Nathan Ramsey phoned the TransWorld Motocross offices this morning, wondering if we knew of any motocross industry jobs that were available. We were shocked that the former Western Region 125cc Supercross Champion is actually considering retiring from professional racing, but it seems that the caliber of the offers he’s been getting for the 2009 race season are not worth the risks involved. Though Ramsey does have a couple “long shot” offers on the table, it really does seem like he’s ready to settle into a non-racing position, somewhere within the motocross industry. Interested, or have a lead for Ramsey? You can drop him an e-mail at email@example.com
What are your plans for the 2009 season and beyond?

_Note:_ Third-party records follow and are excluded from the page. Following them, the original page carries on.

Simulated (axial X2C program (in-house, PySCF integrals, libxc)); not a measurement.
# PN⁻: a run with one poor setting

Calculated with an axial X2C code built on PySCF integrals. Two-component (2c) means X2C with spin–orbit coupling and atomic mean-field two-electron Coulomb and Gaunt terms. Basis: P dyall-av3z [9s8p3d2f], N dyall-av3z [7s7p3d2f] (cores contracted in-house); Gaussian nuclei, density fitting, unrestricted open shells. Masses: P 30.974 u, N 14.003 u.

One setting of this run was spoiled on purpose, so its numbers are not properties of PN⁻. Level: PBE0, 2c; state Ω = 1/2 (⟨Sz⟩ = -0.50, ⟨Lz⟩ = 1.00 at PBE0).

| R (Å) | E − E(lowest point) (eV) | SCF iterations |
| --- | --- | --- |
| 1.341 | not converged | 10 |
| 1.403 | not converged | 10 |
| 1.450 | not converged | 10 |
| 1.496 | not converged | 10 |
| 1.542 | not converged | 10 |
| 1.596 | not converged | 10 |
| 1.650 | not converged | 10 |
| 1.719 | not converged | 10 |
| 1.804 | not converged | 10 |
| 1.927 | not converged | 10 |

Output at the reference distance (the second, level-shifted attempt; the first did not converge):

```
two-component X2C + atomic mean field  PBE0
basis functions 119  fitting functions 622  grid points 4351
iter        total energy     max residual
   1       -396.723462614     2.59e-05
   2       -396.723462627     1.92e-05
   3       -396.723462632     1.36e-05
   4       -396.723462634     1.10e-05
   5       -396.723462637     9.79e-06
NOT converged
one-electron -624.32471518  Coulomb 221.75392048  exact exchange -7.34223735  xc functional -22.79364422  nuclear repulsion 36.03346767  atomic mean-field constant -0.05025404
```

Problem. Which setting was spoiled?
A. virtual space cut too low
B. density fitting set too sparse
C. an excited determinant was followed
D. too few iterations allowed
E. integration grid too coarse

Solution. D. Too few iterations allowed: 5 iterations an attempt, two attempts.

I got a bit of a late start, so I’ve been looking for a job come ‘09. I’ve been down the road with everybody, and I do have a couple of long shot offers out there, but it’s not looking too good. I’ve been doing this for a long time and even though I still feel like I want to race, I’m not willing to do it for free or for as low as the industry has to offer me. I’ve turned down a few offers because the money was just not there. I put in a lot of time, work, and effort when I’m riding and training, so I am not going to put in all of this effort to be paid dirt cheap. If you’re a professional athlete like we are, the chance for injury is great and the pay that some of these teams are trying to offer me isn’t even enough to cover my family if I were to get hurt. Even though I have the desire to race, it has put me into a position where I may need to close this chapter of my life and begin a new one. I would have no problem working in the industry because that’s what I know and love.
You have a wife and two great kids, so you really do need to look at things differently compared to a Lites class kid who does not have a family to take care of or a mortgage to pay…
Yeah. When I go out there, I not only need to think about myself, but also my family. People will probably read this and think that my lifestyle is way above what the average would be, but the truth is I know how this goes and I’ve tried to be smart about things over the last three years or so. I’ve worked hard for the money that I’ve put away and the investments that I have, and I know that I will need to look at retirement in the real world when I get a little bit older. All of these things I’ve saved and accumulated need to be saved for the day when I do decide to retire.
When I stopped by your house a few weeks ago, we were both under the impression that you were going to be a part of the L&M team once again. When did that go south for you?
That whole thing was a weird deal. I’m a little confused about it myself. When I got hurt at the Seattle Supercross is when things seemed to get a little bit strange on the team. There were times when I couldn’t get a hold Larry (Brooks) and stuff like that. It basically got to a point where there was no communication, and I was alienated and left out in the cold. I was never told if I did or didn’t have a job until everybody else found out via the Internet who the team signed for the ’09 season. However, I do want to say that I’m not here to talk bad on anybody, and I had a long career. I hate having bad feelings out there, but I definitely do not feel like I was treated right and at least they could’ve told me that it was over, you know?
Looking back on your career, what are a few of your favorite memories?
I started riding dirt bikes later than a majority of my peers did, so I had to play catch up and work really hard to be where I am today. Obviously my first win at the Phoenix Supercross when I was with Pro Circuit was a big memory. After that is when things started to snow ball and I won the championship. That was awesome. Some of the Las Vegas shootout wins I have are also some great memories. Also, when I won the Michigan Supercross race in the premier class… I have tons and tons of memories. The relationships and people that I’ve gotten to know over the years have made it all worthwhile. I’ve been blessed to be a part of it.
Like most riders, I am sure you want to stay involved in motocross. Are you open to other types of jobs within the industry?
I turned pro in ’93, so I’ve been in this sport for 16 years now and I have a strong connection within the industry. This is the sport that I love, you know? I am definitely open to the idea of jobs within the industry or whatever may be out there. I am open for new things and eager to find out what may be next for me. Like I mentioned, I still have a couple of long shot offers to continue my racing career, but if that doesn’t happen then I am ready to move on and say thanks to the riding career I had and move on the next chapter in my life.
I hope that some of your long shots come through because I don’t think any of us want to see you retire just yet.
Thank you! Thanks for putting this out there and seeing what will happen. I have no idea what’s going to happen, but I am ready to take on whatever challenges do come my way. If it’s not racing then I am ready to start learning (laughs).